Wednesday, February 24, 2010

L'aventure commence

"Would you ever want it to work out? Would you give it another shot and try again if she ever wanted to?", she asked me. She was sitting on my left side, facing me and I was staring straight ahead. Her knees were just barely touching the side of my leg. I know that my moving west immediately made some people think it was to be closer to my ex wife, so her questions aren't unexpected, her concerns valid enough that they should be laid to rest gently.

"No", I said, after considering it for a moment.

"No? How can you be so sure? Maybe if you saw each other it would be different?".

"I know because she's happy with who she is now. I'm happy for her, that she's happy, but neither of us wants what the other wants. If I met her today, if I came across her at work or even just out someplace and got to know her, I don't think I'd fall in love with her now, with the person she's happy being now. It worked out the way that it was always going to work out. We met at probably the only moment in each others lives when we would have given each other a chance, but it didn't work out and this is where we are now. "

"Do you think she wants it to work out?", she asked me.

"No. I think she wants to know that I'd try, but I really don't think she wants it to actually work out, unless working it out means that I fold everything I want up, pack it away and go live her life with her, instead of mine. That's not ever going to happen though, because I don't want her life any more than she would want mine."

"Maybe later in life, things will be different.".
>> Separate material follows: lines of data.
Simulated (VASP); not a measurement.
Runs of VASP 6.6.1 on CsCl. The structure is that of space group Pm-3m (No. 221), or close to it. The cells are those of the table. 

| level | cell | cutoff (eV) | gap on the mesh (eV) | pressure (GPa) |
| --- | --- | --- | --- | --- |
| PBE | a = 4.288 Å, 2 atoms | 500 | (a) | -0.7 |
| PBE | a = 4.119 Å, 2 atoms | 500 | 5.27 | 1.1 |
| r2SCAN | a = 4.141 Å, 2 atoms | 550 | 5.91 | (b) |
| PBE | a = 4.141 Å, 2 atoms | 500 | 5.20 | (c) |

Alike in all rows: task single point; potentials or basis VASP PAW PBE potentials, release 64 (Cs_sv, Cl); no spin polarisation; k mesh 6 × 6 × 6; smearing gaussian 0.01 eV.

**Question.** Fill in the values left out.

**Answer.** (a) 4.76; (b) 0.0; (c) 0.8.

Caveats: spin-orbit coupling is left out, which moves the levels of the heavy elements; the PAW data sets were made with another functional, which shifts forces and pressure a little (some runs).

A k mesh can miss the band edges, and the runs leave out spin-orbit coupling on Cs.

"My life is now. By the time I reach 'later', it'll either be alone or with someone that I've met along the way, not someone that went off and lived their life and then wants me back after they've had their adventure. The adventure is the good part; if I'm going to have anyone in my life I want it to be someone that wants to share that with me.".

The waitress brought the check and I paid. We changed the subject to lighter things, distracted ourselves with little pieces of portable technology and tried to let the heaviness of the moment go before we slipped outside into the clear, crisp afternoon.